Appellants contend that the failure of the City to see that the notice was delivered to the Hayes, failure of the sheriff to serve the Hayes with notice, and failure of the City of Gulfport to serve the lienholders, voided the tax title of Saucier and Sakalarios. Mississippi Code Annotated Section 27-43-1 (1972) provides the following:
"The clerk of the chancery court shall, within ninety days and not less than sixty days prior to the expiration of the time of redemption, if the owner of the land sold, either to individuals or to the state, be a resident of this state and the address known to said clerk, be required to issue notice to such owner, in effect following, to wit:
`State of Mississippi, To ____, County of ____
`You will take notice that ____ (here describe lands) ____ lands assessed to you or supposed to be owned by you, was, on the ____ day of ____ sold to ____ for the taxes of ____ year ____, and that the title to said land will become absolute in ____ unless redemption from said tax sale be made on or before ____ day of ____.
`This ____ day of ____ 19__.
`_________ Clerk.'"
However, Mississippi Code Annotated Section 27-43-3 (1972) states that failure to give the notice required by the foregoing section will not affect or render the title void, and merely provides that damages may be sought against the clerk or sheriff who failed to perform their respective duties.
Mississippi Code Annotated Section 27-43-5 (1972) sets out the requirement for notice to lienholders:
"It shall be the duty of said clerk of the chancery court to examine the record of deeds, mortgages and deeds of trust in his office for a period of six years prior to the date of sale to ascertain the names and addresses of all mortgagees, beneficiaries and holders of vendors liens of all lands sold for taxes, and shall, within the time fixed by law for notifying owners, send by registered mail to all such lienors so shown of record the following notice, to wit:
`State of Mississippi, To ____, County of ____
`You will take notice that ____ (here describe lands) ____ assessed to, or supposed to be owned by ____ was on the ____ day of ____, 19__, sold to ____ for the taxes of ____ (giving year) upon which you have a lien by virtue of the instrument recorded in this office in ____ Book ____, page ____, dated ____, and that the title to said land will become absolute in said purchaser unlesss redemption from said sale be made on or before the ____ day of ____, 19__.

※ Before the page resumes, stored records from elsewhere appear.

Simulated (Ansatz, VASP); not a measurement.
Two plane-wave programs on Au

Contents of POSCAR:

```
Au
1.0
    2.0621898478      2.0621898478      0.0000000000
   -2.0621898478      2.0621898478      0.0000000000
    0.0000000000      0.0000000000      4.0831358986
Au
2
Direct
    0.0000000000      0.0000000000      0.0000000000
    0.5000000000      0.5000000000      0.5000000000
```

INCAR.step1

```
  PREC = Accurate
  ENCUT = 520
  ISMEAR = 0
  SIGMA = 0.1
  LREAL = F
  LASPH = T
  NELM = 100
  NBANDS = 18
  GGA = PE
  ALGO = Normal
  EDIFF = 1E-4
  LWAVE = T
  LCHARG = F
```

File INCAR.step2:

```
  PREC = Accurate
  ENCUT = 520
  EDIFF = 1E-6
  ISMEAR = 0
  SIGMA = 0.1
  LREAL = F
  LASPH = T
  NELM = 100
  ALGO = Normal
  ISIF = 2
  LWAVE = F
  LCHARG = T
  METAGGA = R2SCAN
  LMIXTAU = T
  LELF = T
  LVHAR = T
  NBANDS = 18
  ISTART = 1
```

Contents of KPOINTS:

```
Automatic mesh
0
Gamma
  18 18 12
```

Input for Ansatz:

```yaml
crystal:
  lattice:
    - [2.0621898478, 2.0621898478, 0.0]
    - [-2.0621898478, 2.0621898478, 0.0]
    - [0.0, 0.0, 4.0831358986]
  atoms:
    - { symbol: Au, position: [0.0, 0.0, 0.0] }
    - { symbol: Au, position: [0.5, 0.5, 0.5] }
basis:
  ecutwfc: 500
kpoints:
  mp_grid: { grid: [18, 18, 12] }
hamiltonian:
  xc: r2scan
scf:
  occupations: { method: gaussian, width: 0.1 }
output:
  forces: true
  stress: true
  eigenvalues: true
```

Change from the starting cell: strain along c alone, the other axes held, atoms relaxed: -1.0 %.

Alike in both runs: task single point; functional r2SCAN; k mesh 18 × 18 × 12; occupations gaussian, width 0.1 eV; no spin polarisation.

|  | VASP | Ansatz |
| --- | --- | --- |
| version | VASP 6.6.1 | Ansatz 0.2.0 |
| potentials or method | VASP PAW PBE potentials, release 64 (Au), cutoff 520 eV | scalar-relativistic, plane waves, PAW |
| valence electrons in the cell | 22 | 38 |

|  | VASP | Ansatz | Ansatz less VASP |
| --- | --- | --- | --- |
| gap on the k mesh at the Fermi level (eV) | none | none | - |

`This ____ day of ____, 19__.
`Chancery Clerk of ______ County, Miss.'"
At the time the property in question was assessed and the sale for delinquent taxes was held on September 16, 1974, there was no requirement in the statute that notice of the expiration of the redemption period be given to either the landowner or lienholders in the sale of municipal lands for delinquent ad valorem taxes. Since that time, effective October 1, 1975, Ch. 517, Miss.Gen. Laws [1974] was enacted [Mississippi Code Annotated § 27-43-4 (1972)] which provides that when lands are sold for non-payment of municipal taxes the municipal clerk shall issue the same type notice as set forth in Mississippi Code Annotated Sections 27-43-1 and 27-43-3 (1972).
"With respect to lands sold for the nonpayment of municipal taxes, both for ad valorem and for special improvements, the municipal clerk shall issue the same type notices and make the same type affidavits and the municipality shall be allowed the same fees as set forth in sections 27-43-1 and 27-43-3. However, all affidavits of the municipal clerk shall be filed with the chancery clerk of the county in which the municipality is located for which the chancery clerk shall be allowed a filing fee of one dollar ($1.00) per affidavit."
In Price v. Harley, 142 Miss. 584, 107 So. 673 (1926), the Court had before it the question of whether a statute passed subsequent to the tax sale, requiring notice by the chancery clerk to holders of recorded liens on lands sold for taxes, affected prior tax sales. The Court said:
"Such a statute, enacted after a sale for taxes is made, but before it becomes absolute, may be applied thereto, provided it imposes no undue burden on the purchaser, and does not annul the sale or deprive the purchaser of his right to a deed. Curtis v. Whitney, 13 Wal. 68, 20 L.Ed. 513; State v. Krahmer, 105 Minn. 422, 117 N.W. 780, 21 L.R.A. (N.S.) 157, 12 C.J. 1002.
The effect of section 2, chapter 241, Laws of 1922, if applied to the sale here in question, is to annul it by making the deed executed pursuant to the sale void because of the happening of a subsequent event over which the purchaser has no control." 142 Miss. at 590-591, 107 So. at 674.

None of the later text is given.